Bit shifting in internet checksums.

Question

This is almost certainly a very silly question, but for some reason I'm having trouble with internet checksum calculations. All of the algorithms basically look something like this:

WORD chksm(WORD *startpos, WORD checklen){
ulong sum = 0;
WORD answer = 0;

while (checklen > 1)
{
 sum += *startpos++;
 checklen -= 2;
}

if (checklen == 1)
{
 *(BYTE *)(&answer) = *(BYTE *)startpos;
 sum += answer;
}

sum = (sum >> 16) + (sum & 0xffff);
sum += (sum >> 16);
answer = ~sum;

return answer;}

I'm clear on everything except for the line:

sum += (sum >> 16);

It looks like the line immediately before it adds the top 16 bits to the bottom 16 bits, leaving all zeroes in the top 16 bits. If that's the case, then wouldn't sum >> 16 now be equal to zero? And if so, why is that line there?
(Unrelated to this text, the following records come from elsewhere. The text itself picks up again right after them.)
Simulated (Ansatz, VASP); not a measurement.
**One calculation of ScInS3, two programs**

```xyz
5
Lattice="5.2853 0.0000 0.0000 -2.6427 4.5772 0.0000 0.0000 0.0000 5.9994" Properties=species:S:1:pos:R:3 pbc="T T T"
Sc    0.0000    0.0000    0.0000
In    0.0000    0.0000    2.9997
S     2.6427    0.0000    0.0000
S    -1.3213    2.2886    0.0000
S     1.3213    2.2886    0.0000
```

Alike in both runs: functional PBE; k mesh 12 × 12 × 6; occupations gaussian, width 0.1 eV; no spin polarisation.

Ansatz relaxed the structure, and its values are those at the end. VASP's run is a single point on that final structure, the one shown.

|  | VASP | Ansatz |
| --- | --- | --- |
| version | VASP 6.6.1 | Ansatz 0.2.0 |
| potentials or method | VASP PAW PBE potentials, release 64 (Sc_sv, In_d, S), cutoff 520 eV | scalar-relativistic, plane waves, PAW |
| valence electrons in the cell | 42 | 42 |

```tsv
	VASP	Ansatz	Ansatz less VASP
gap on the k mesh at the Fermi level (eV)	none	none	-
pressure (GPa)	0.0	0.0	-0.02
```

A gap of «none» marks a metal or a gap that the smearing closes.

Or am I (likely) just having a complete mental failure today?

Answer 1

You are almost right.

The high 16 bits could have been 1 due to a carry.

For example, FFFF + FFFF => 1FFFE, or perhaps FFFF + 1 => 10000.

Answer 2

I thought that a ulong was 32 bits wide which means that:

sum = (sum >> 16) + (sum & 0xffff)
sum += (sum >> 16);

Adds the top sicteen bits and bottom sisteen bits together. And then the next line makes sum the result of the top sixteen bits; which could have a one in it due to a carry operation.